Let me begin by saying I think voting is the most important and powerful right a person can have in their country of residence – but sometimes the process gets utterly ridiculous.
If you haven’t heard yet, Dalton McGuinty, the Premier of Ontario is promising (see: Bribing) all Ontarians a new Statutory Holiday in February for all the “hard work” we all did in Ontario to help with the deficit left by the Progressive Conservatives. And surprise surprise there’s an election scheduled for this October 10th.
I bet in grade school McGuinty was the guy that promised if you were friends with him and not some other kid he’d let you borrow his bike and video games anytime you wanted. Only that when you agreed you’d find out he owns a girl’s banana bike and an Atari.

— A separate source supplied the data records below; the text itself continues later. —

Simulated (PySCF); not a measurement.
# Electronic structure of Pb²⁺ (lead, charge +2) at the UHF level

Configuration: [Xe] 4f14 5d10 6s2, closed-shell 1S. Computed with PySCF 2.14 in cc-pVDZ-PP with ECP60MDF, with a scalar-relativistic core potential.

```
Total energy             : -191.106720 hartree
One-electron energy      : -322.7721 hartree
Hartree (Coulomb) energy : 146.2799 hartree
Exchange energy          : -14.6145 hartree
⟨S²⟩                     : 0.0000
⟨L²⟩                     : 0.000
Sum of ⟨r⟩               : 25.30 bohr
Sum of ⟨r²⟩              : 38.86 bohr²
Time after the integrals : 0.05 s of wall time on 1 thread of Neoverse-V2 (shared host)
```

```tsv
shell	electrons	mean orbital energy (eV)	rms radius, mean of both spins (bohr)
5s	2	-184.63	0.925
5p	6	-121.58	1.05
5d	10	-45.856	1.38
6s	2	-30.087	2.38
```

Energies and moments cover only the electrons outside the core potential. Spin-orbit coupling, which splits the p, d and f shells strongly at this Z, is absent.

Here’s are 2 brief articles from The Hamilton Spectator and The Toronto Star today summing up the latest in the evolution of this new phantom holiday.
My favourite argument against this holiday is the BILLIONS and BILLIONS of dollars that will be somehow drained from the Canadian economy if all of us little working monkeys have one more day away from the office. Can you fathom if we had -gasp- another TWO days off? Perhaps the province might simply implode? Or maybe that would invoke the second coming of Christ? Fire. Brimstone. “BACK TO WORK!!”
If you look at some European countries, they have many more statutory holidays, not to mention their minimum paid days leave starts at 20, where ours is a paltry 10. As I’m sure everyone can attest, when you’re overworked you’re usually useless at the office anyways because all you feel like doing is strangling everyone around you.
Canadians need another day off. And for us men who usually suffer at the hands of Valentine’s Day, we could use another day to consider if its necessary to buy that $75 chocolates and flowers combo or maybe its time to hit the singles bars again.
People used to petition for another statutory holiday in June, even Labatt’s started a petition a few years back. And I’ll be honest, during that time you better believe my fridge was stocked with Blue and Blue Light. At least now the Liberals are getting a little more creative and promising a February holiday so most people won’t notice they’re using the same tactic as a beer company to swing votes.
I’ve always valued my vote dearly, but the direction politics has taken the last few years has me thinking I may want to re-evaluated my own voting process. Essentially, I can’t remember the last time I voted in a specific direction and received anything for my troubles. With this in mind, I think its time I started treating the election process like the first week of University and look for the party willing to give me the most “free shit”. Or maybe I should treat them like the beer companies they’re stealing their marketing ploys from. Ya, that’s it, whatever political party provides me with the most humourous commercials, news, and entertainment has my support.
So far the Liberals far and away have my vote this October 10th. But if the Conservatives come out with free Ipods for everyone, I may have to re-evaluate my position.